LRD guides and handbook May 2015

Law at Work 2015

Chapter 10

When employers give notice

[ch 10: pages 275-276]

The minimum notice an employer must give an employee depends on how long they have been employed and is as follows:

• one week, if their length of service is between one month and two years; or

• one week for each year if they have between two and 12 years’ service; or

• a maximum of 12 weeks if they have at least 12 years’ service.

The right to notice or notice pay is lost if the employee fundamentally breaches the employment contract by engaging in gross misconduct. Ending the contract in these circumstances is known as a summary dismissal.

During the notice period, employees are entitled to their normal wages and any other benefits provided for in the contract, such as pension contributions.

It is a breach of contract not to give the full contractual notice. The employee can claim their notice pay in an employment tribunal or the civil court. No service is needed for this type of claim, which is also known as a claim for “wrongful dismissal” (see page 321).

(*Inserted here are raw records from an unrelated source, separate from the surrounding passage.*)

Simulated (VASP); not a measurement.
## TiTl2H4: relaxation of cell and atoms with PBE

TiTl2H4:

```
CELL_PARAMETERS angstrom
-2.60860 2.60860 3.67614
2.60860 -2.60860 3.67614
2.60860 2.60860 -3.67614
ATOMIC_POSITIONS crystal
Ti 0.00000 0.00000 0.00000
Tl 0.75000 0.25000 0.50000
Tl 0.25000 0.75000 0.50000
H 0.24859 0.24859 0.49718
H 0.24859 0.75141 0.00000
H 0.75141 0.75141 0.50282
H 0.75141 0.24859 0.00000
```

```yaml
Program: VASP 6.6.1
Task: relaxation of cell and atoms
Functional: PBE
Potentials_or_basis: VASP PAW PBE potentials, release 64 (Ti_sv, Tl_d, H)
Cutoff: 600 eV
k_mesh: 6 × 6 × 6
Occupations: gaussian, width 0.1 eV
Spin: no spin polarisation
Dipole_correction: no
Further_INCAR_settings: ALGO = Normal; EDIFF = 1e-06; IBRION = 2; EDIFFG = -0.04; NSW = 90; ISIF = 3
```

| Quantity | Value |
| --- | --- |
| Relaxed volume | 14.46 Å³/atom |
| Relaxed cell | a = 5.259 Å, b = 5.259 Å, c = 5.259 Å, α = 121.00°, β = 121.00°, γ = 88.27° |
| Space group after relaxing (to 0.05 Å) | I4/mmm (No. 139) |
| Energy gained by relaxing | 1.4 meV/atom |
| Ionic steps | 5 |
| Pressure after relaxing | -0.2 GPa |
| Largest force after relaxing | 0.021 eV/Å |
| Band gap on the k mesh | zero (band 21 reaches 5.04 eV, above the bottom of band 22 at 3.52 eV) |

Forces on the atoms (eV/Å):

Where an employee is dismissed (other than for gross misconduct) without being given their full statutory notice, the notice that should have been given will be added to their period of continuous employment for the purposes of an unfair dismissal claim. This rule applies to statutory and not contractual notice.

Employers must always use clear and unambiguous language when giving notice to end an employment contract (Societe Generale v Geys [2012] UKSC 63).